Quick Links

Re: Patch: Write Amplification Reduction Method (WARM)

From:	Tomas Vondra <tomas(dot)vondra(at)2ndquadrant(dot)com>
To:	Pavan Deolasee <pavan(dot)deolasee(at)gmail(dot)com>
Cc:	pgsql-hackers <pgsql-hackers(at)postgresql(dot)org>
Subject:	Re: Patch: Write Amplification Reduction Method (WARM)
Date:	2016-10-07 09:15:37
Message-ID:	6595e618-cbe4-2854-af0a-4a9992293bb7@2ndquadrant.com
Views:	Raw Message \| Whole Thread \| Download mbox \| Resend email
Thread:
Lists:	pgsql-hackers

On 10/06/2016 07:36 AM, Pavan Deolasee wrote:
>
>
> On Wed, Oct 5, 2016 at 1:43 PM, Tomas Vondra
> <tomas(dot)vondra(at)2ndquadrant(dot)com <mailto:tomas(dot)vondra(at)2ndquadrant(dot)com>> wrote:
>
...
> I can confirm the significant speedup, often by more than 75%
> (depending on number of indexes, whether the data set fits into RAM,
> etc.). Similarly for the amount of WAL generated, although that's a
> bit more difficult to evaluate due to full_page_writes.
>
> I'm not going to send detailed results, as that probably does not
> make much sense at this stage of the development - I can repeat the
> tests once the open questions get resolved.
>
>
> Sure. Anything that stands out? Any regression that you see? I'm not
> sure if your benchmarks exercise the paths which might show overheads
> without any tangible benefits. For example, I wonder if a test with many
> indexes where most of them get updated and then querying the table via
> those updated indexes could be one such test case.
>

No, nothing that would stand out. Let me explain what benchmark(s) I've
done. I've made some minor mistakes when running the benchmarks, so I
plan to rerun them and post the results after that. So let's take the
data with a grain of salt.

My goal was to compare current non-HOT behavior (updating all indexes)
with the WARM (updating only indexes on modified columns), and I've
taken two approaches:

1) fixed number of indexes, update variable number of columns

Create a table with 8 secondary indexes and then run a bunch of
benchmarks updating increasing number of columns. So the first run did

UPDATE t SET c1 = c1+1 WHERE id = :id;

while the second did

UPDATE t SET c1 = c1+1, c2 = c2+1 WHERE id = :id;

and so on, up to updating all the columns in the last run. I've used
multiple scripts to update all the columns / indexes uniformly
(essentially using multiple "-f" flags with pgbench). The runs were
fairly long (2h, enough to get stable behavior).

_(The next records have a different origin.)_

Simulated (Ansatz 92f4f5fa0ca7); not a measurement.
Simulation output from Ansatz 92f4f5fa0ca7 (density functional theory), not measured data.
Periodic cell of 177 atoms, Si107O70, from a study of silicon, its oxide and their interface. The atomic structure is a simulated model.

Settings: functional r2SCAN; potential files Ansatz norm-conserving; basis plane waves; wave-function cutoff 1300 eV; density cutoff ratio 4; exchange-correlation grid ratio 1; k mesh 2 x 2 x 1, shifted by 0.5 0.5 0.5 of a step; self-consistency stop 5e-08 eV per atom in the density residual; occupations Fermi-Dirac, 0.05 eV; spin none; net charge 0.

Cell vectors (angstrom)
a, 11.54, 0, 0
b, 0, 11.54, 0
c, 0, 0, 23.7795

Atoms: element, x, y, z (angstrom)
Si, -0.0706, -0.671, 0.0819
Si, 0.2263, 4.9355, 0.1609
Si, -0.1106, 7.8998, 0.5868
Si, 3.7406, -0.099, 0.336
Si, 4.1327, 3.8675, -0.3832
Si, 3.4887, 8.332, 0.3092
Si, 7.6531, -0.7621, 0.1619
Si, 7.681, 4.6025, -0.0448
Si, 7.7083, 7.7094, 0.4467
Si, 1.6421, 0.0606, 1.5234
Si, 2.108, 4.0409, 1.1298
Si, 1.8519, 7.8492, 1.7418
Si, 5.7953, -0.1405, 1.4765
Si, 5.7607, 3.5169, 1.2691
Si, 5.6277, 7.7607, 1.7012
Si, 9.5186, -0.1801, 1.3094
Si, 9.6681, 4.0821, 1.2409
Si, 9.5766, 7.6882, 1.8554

For a small data set (fits into RAM), the results look like this:

master patched diff
1 5994 8490 +42%
2 4347 7903 +81%
3 4340 7400 +70%
4 4324 6929 +60%
5 4256 6495 +52%
6 4253 5059 +19%
7 4235 4534 +7%
8 4194 4237 +1%

and the amount of WAL generated (after correction for tps difference)
looks like this (numbers are MBs)

master patched diff
1 27257 18508 -32%
2 21753 14599 -33%
3 21912 15864 -28%
4 22021 17135 -22%
5 21819 18258 -16%
6 21929 20659 -6%
7 21994 22234 +1%
8 21851 23267 +6%

So this is quite significant difference. I'm pretty sure the minor WAL
increase for the last two runs is due to full page writes (which also
affects the preceding runs, making the WAL reduction smaller than the
tps increase).

I do have results for larger data sets (>RAM), the results are very
similar although the speedup seems a bit smaller. But I need to rerun those.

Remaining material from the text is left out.